📊

Lecture on Percentiles and Measures of Data Dispersion

Jun 25, 2024

Lecture on Percentiles and Measures of Data Dispersion

Introduction to Percentiles

  • Percentile is different from percentage.
  • Definition: Data value where at least 100p% of the data are ≤ it and at least 100(1-p)% are ≥ it.
  • Example: 50th percentile is the median (50% of data ≤ value and 50% of data ≥ it).

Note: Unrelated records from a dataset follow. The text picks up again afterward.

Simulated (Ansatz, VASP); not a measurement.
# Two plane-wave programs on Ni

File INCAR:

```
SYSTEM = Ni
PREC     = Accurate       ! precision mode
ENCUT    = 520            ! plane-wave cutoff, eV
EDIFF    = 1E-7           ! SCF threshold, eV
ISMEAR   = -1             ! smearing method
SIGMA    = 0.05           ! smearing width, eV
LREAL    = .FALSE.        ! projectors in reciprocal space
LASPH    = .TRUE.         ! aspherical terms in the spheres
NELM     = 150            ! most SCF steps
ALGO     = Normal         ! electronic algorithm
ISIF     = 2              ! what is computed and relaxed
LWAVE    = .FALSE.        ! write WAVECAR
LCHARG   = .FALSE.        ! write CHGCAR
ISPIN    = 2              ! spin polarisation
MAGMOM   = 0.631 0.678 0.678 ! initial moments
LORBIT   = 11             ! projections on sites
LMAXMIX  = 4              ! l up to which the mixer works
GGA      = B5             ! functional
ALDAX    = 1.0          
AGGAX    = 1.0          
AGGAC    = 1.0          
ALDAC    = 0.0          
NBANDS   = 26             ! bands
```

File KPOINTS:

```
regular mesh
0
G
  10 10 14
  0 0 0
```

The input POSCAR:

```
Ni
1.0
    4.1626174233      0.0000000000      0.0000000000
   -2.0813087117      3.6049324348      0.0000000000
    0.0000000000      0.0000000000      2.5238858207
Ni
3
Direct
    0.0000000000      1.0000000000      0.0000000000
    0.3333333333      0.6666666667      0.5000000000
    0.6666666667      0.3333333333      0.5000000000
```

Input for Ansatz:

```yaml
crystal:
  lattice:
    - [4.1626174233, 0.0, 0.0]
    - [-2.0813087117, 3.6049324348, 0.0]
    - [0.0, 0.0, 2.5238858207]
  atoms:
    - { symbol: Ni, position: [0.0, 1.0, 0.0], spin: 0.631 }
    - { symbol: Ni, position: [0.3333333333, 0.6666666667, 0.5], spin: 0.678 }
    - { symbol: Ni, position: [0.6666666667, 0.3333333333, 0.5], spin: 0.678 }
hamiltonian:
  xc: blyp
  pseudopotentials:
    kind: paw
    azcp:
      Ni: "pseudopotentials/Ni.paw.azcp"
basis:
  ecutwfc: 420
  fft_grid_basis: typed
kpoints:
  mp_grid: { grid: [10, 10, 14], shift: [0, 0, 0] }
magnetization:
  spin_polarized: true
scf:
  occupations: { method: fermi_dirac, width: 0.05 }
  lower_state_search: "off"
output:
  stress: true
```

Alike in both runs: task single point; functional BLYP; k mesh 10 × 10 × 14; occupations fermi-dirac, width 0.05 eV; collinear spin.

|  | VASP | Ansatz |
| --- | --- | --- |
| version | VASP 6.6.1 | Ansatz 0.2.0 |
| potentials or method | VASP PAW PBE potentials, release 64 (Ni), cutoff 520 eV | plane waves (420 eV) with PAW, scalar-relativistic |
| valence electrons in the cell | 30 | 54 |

Example of Percentile Calculation

  • 99th Percentile: 100 * 0.99 = 99% of data ≤ value.
  • 1st Percentile: 1% of data ≤ value.
  • Algorithm for Percentile Calculation:
    1. Arrange data in ascending order.
    2. Calculate n * p.
    3. If np is not an integer, find the smallest integer ≥ np (this value is the percentile).
    4. If np is an integer, average the values at positions np and np + 1.

Detailed Examples

  • n = 5, p = 0.5: np = 2.5 → 3rd value (median).
  • n = 6, p = 0.5: np = 3 → Average of values at 3rd and 4th positions.

Using Google Sheets for Percentile Calculation

  • Percentile Function in Google Sheets:
    • Formula: =PERCENTILE(data, p).
    • Example: Percentile for data (B2:B11) and p (C2).
    • Google Sheets uses a slightly different algorithm.

Google Sheets Algorithm for Percentile Calculation

  1. Arrange data in ascending order.
  2. Calculate rank: p * (n - 1) + 1.
  3. Split rank into integer and fractional parts.
  4. Compute ordered data value for integer part.
  5. Calculate percentile value: xi + fractional part * (xi+1 - xi).

Importance of Percentiles in Data Analysis

  • Quartiles:
    • 25th percentile (Q1): First quartile
    • 50th percentile (Q2): Median or second quartile
    • 75th percentile (Q3): Third quartile
  • Five Number Summary: Minimum, Q1, Median, Q3, Maximum.

Quartiles and Interquartile Range (IQR)

  • Breaks the data set into four parts.
  • Interquartile Range (IQR): Difference between Q3 and Q1, a measure of dispersion.

Conclusion

  • Covered definitions and computations of percentiles, quartiles, and measures of dispersion.
  • Example calculations and use of Google Sheets.
  • Introduction to the next topic: Association between two variables.